With the rental crisis an ongoing issue, the Real Estate Institute of Queensland (REIQ) says calls from tenants’ advocates for rent control in Queensland is a short-sighted solution to a complex problem.

REIQ CEO Antonia Mercorella said rent control would not be a panacea for the rental crisis and would likely have the opposite effect and instead exacerbate challenging rental conditions.

“We are acutely aware of the devastating impacts of the rental crisis and against that backdrop, it’s understandable that some tenants’ advocates are proposing rent control as a solution - but rent control is not the panacea that many argue it to be,” she said. “It’s clear Queensland does not have sufficient rental housing supply to meet the ever-increasing demand for rental properties and, as a result, we are living in the tightest rental market in the history of our state. These tight conditions make for an incredibly challenging environment for renters. However, rent control is a short-sighted solution to a complex problem and could in fact significantly deter property investment and reduce rental supply at a time when we’re already in a rental crisis.”

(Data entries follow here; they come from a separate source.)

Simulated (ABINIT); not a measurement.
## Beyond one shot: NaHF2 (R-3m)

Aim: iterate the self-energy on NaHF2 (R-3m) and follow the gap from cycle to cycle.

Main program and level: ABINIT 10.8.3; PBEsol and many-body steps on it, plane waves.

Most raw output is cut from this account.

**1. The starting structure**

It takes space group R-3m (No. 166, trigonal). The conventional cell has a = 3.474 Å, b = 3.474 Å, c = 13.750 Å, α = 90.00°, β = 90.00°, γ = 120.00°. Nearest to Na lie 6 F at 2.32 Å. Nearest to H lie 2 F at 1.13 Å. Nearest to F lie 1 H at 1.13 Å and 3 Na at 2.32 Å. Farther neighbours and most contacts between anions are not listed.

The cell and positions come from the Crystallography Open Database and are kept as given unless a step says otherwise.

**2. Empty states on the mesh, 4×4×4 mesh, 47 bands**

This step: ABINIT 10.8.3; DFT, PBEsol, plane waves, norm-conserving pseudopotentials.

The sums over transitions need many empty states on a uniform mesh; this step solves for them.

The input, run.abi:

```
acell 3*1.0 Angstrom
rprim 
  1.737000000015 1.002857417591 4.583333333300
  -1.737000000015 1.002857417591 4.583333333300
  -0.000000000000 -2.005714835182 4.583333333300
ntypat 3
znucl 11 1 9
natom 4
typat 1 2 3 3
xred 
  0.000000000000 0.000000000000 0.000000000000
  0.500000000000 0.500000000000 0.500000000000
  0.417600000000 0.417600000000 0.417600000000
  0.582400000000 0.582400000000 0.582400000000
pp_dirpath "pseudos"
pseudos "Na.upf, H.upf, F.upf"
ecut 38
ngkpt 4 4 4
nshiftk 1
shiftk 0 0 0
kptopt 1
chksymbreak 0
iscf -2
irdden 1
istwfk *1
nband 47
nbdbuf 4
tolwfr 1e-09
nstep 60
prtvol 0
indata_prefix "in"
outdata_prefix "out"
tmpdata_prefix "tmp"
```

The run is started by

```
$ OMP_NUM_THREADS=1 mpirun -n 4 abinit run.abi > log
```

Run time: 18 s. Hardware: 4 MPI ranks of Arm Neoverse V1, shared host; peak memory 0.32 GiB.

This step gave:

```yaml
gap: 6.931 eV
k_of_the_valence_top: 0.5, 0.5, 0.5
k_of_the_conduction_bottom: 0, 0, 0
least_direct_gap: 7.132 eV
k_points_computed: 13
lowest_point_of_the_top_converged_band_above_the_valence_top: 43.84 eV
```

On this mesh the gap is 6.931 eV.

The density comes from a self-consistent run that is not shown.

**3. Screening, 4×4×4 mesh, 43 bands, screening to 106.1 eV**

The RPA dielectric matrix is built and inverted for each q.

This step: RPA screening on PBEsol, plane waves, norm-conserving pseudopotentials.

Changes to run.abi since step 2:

Ms Mercorella said everyone was feeling the pressure of inflation and increasing costs.

“It’s unsustainable to assume property investors will keep meeting free-market driven cost increases such as mortgage repayments, rates, repairs and maintenance, and insurance, while artificially capped rents create a hard limit on their return to cover such expenses,” she said.  “Given regular Mum and Dad property investors provide the vast majority of housing for our state’s rental community, with the Government’s social housing supply program accounting for under four per cent, it needs to be recognised that the contribution of property investors to housing Queenslanders is vital. If even a small percentage of investors were to sell their properties or withdraw them from the permanent rental market, this would have a material impact on the Queensland rental sector.”

Ms Mercorella stressed the importance of ensuring our state has fair and balanced rental legislation.

“We are in extraordinary times and we need to be careful about creating a regulatory framework designed to respond to some fairly exceptional circumstances,” she said. “Rental legislation needs to work in all markets and it needs to be fair and balanced because on one hand, renters need to be afforded statutory protections and on the other, if restrictions on what property owners can and can’t do become too onerous, there will be a proportion of property owners who simply choose to walk away. This delicate balancing act is a tricky one to get right, but it’s important that the regulatory framework is fairly balanced and isn’t too tipped in the favour of one party.”

Ms Mercorella said last year the State Government introduced rental reforms to give greater rights and protection to tenants.

“There are already statutory constraints that relate to rent in Queensland that limit how frequently you can increase rent and provide rules around the way rent increases are implemented,” she said.  “There’s also important statutory safeguards in place to enable tenants to dispute excessive rent increases with QCAT.” 

She said the rental crisis ultimately came back to supply.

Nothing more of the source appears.